To me, the first good thing about the Palin nomination is that it highlights Obama’s inexperience. You can just hear him going around the house muttering, “I know you are, but what am I? I know you are, but what am I? I know you are, but what am I?”
To date, Obama has written two self-serving books; been editor of the law review, a student job, during which time he wrote only one anonymous note; served 8 years in a state legislature, which is a collegial, not an executive position, and in which he did not distinguish himself; been a law professor who left no tracks whatsoever; spent almost his entire time in the US Senate (another collegial, not managerial job) running for the Presidency; worked as an associate in a small law firm (associates are never managerial); and been a community organizer (whatever that means). Significantly, his one executive experience was a complete bust: Despite being a nothing and a nobody at the time, he was put in charge of a $100,000,000 project to improve Chicago schools. Although he effectively channeled money to his political friends, the program made not a bit of difference to Chicago’s profoundly damaged educational institutions. It’s a busy resume but, in terms of performance outcome, an undistinguished one.
Palin’s bio isn’t much thicker, but it shows her having (a) more executive experience and (b) more successful outcomes. She’s raised four children and is working on raising a fifth, which is already a level of executive experience people who haven’t raised children don’t appreciate. She spent several as a successful mayor of a small-ish town (which can be likened to being the CEO of a 9,000 strong corporation). Significantly, she’s been a wildly successful, courageous, and non-partisan scourge of corrupt Alaska politicians and big oil interests:
Governor Palin has always run as the anti-corruption candidate. She served as Ethics Commissioner of the Alaska Oil and Gas Conservation Commission from 2003 to 2004, when she resigned in protest over the actions of her fellow Alaskan GOP leaders, including then-Alaskan Governor Frank Murkowski. She was furious over the fact that they ignored her reports of rampant GOP corruption. When she chose to run for Governor, the GOP establishment ignored her and supported the incumbent Murkowski. Palin beat him, and went on to beat former Democratic Governor Tony Knowles with no support from Alaskan GOP leadership. She has actively supported and helped the GOP primary opponents of current indicted Alaskan Senator Ted Stevens and Representative Don Young, and denounced both of them often in public.Oh, and the forthcoming claim that Palin’s in the pocket of big-oil? Her ethics complaints were filed against people who really were in the pocket of big oil – she was on the outside, investigating.
So unconventional was McCain’s choice that it left students of the presidency literally “stunned,” in the words of Joel Goldstein, a St. Louis University law professor and scholar of the vice presidency. “Being governor of a small state for less than two years is not consistent with the normal criteria for determining who’s of presidential caliber,” said Goldstein.
“I think she is the most inexperienced person on a major-party ticket in modern history,” said presidential historian Matthew Dallek.

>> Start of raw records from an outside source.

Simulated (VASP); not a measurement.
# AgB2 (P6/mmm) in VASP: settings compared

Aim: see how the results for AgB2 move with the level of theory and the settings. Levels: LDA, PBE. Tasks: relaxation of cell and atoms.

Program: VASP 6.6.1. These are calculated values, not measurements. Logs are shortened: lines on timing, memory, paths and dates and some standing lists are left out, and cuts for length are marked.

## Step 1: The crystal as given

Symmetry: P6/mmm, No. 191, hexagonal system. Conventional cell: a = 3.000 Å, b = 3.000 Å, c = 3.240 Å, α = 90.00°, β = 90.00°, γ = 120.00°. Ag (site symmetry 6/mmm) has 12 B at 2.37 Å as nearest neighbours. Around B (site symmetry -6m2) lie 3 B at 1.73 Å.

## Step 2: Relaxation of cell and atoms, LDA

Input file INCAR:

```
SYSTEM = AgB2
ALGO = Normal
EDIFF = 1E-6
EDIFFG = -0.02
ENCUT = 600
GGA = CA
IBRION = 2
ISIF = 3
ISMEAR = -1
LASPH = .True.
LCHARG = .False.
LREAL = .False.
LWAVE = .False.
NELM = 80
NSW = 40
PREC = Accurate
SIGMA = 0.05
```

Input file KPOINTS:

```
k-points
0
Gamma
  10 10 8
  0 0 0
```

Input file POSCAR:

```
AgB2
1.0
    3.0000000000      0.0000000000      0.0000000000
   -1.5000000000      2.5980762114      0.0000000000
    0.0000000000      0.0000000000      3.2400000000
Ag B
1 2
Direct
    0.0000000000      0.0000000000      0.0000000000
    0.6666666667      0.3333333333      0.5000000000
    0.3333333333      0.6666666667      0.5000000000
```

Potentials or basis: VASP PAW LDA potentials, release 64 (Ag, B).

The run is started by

Have these “scholars” been sleeping through the last year of so of Obama’s candidacy? The man has job-hopped a lot but, despite his busy resume, he doesn’t emerge with experience any more significant than Palin’s. More importantly, while he’s good at getting the position (law review, charity manager, state senator, etc.), once there, he vanishes and, instead, focuses only on his next resume building item.
Or maybe these “scholars” haven’t been sleeping at all, they’re just so blinded by partisanship, they don’t realize how stupid they sound. As to the partisanship, that’s not me talking, that’s the McCain campaign. Because respectable Left-leaning blogs are more honest than the MSM, Politico, in which the “scholar’s take” first appeared, updated it post with this statement from the McCain camp:
“The authors quote four scholars attacking Gov. Palin’s fitness for the office of vice president. Among them, David Kennedy is a maxed-out Obama donor, Joel Goldstein is also an Obama donor, and Doris Kearns Goodwin has donated exclusively to Democrats this cycle. Finally, Matthew Dallek is a former speech writer for Dick Gephardt. This is not a story about scholars questioning Gov. Palin’s credentials so much as partisan Democrats who would find a reason to disqualify or discount any nominee put forward by Sen. McCain.”